Helene Cooper
The New York Times
May 29, 2009 - 12:00am
http://www.nytimes.com/2009/05/29/world/middleeast/29prexy.html?_r=1


President Obama called on Israelis and Palestinians on Thursday to move swiftly toward peace talks, as his administration embarked on its first public dispute with Israel.

Speaking to reporters at the White House after talks with the Palestinian president, Mahmoud Abbas, Mr. Obama said that the absence of peace between Israelis and Palestinians was clogging up other critical issues in the Middle East.

“Time is of the essence,” Mr. Obama said. “We can’t continue with the drift and the increased fear on both sides, the sense of hopelessness that we’ve seen for too many years now. We need to get this thing back on track.”

Mr. Obama reiterated his call for a halt to Israeli settlements in the West Bank, and said he expected a response soon from Prime Minister Benjamin Netanyahu of Israel.

Mr. Obama’s words echoed — albeit less bluntly — Secretary of State Hillary Rodham Clinton’s brusque call on Wednesday for a complete freeze of construction in settlements on the West Bank. In expansive language that left no wiggle room, Mrs. Clinton said that Mr. Obama “wants to see a stop to settlements — not some settlements, not outposts, not natural growth exceptions.”

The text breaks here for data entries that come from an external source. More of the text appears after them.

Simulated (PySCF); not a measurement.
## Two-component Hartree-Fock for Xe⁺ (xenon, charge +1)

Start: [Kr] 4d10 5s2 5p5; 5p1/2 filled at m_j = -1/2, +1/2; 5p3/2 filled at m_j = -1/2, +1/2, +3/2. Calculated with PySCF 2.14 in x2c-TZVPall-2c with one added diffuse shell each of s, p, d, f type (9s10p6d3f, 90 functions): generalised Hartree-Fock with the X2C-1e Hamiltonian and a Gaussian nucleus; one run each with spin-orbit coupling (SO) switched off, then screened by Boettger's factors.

Her comments took Israeli officials by surprise.

Mr. Obama said something similar last week during private talks with Mr. Netanyahu at the White House, and Mr. Netanyahu responded that he could crack down on outposts, but not on the natural growth of settlements, according to American and Israeli officials.

The administration then took the quarrel public, laying down the marker that allowing natural growth would not satisfy the United States and that administration officials would not limit themselves to the diplo-speak of the past that simply called settlement expansion “unhelpful.” The decision left the two allies hurtling toward their first public fight.

On Thursday, Mr. Netanyahu’s spokesman, Mark Regev, said that “normal life” would be allowed in settlements in the occupied West Bank, using the phrase that Israel often uses to describe continued construction to accommodate population growth.

Privately, Israeli officials said they were upset by the administration’s hard line. Israel’s defense minister, Ehud Barak, is scheduled to visit Washington next week with Israel’s response to Mr. Obama’s call for a settlement freeze, American officials said.

Advisers to the Palestinian Authority said that Mr. Abbas’s meetings in Washington with administration officials — including Mrs. Clinton and the national security adviser, Gen. James L. Jones — had been more amicable than the Israelis’ meetings were. That could reflect the view in Washington that Mr. Abbas does not have the political weight at the moment to push through anything on the Palestinian side.

Part of the reason administration officials are pushing the Israelis on settlements is that they think that stance will bolster Mr. Abbas, who has an increasingly fractured Palestinian population. Mr. Obama congratulated Mr. Abbas for adhering to the West’s argument that he should not form a national unity government with the militant Islamist organization Hamas until Hamas forswears violence and recognizes Israel’s right to exist.

Several American presidents, from Ronald Reagan to George W. Bush, have called on Israelis to halt settlement activity, to no avail. The question now, Middle East experts said, is how far Mr. Obama is willing to go to make that happen.

“Hillary Clinton’s statement was notable because the language was stronger than we’ve heard in years,” said Ali Abunimah, the co-founder of ElectronicIntifada, a Web site that analyzes the Israeli-Palestinian conflict. “And clearer than we’ve heard in years. But the burden of proof is still on them. If it’s just going to be strong statements, that’s not enough.”

Administration officials have not said whether there is an “or else” attached to their demand for a settlement freeze.

Mr. Obama said Thursday that it was not yet time for that. “In my conversations with Prime Minister Netanyahu, I was very clear of the need to stop settlements, stop the building of outposts,” he said. “I think we don’t have a moment to lose, but I don’t make decisions based on a conversation we just had last week.”

Administration officials are trying to elicit support for Mr. Obama’s stance from pro-Israel lawmakers in Congress, including Senator John Kerry, the Democrat of Massachusetts who is chairman of the Foreign Relations Committee.

If they can expand that support to include House members like Gary Ackerman and Nita M. Lowey, both Democrats of New York, then Mr. Netanyahu could find himself on the defensive at home for allowing Israel’s relationship with its most powerful backer, the United States, to sour, foreign policy experts said.

“This approach is predicated on the assumption that an Israeli prime minister needs a tough American president to justify tough decisions to an Israeli public,” said Martin Indyk, director of the Saban Center for Middle East Policy and a former United States ambassador to Israel. “People in the American Jewish community and in Israel are sick of settlement activity. The whole zeitgeist has changed.”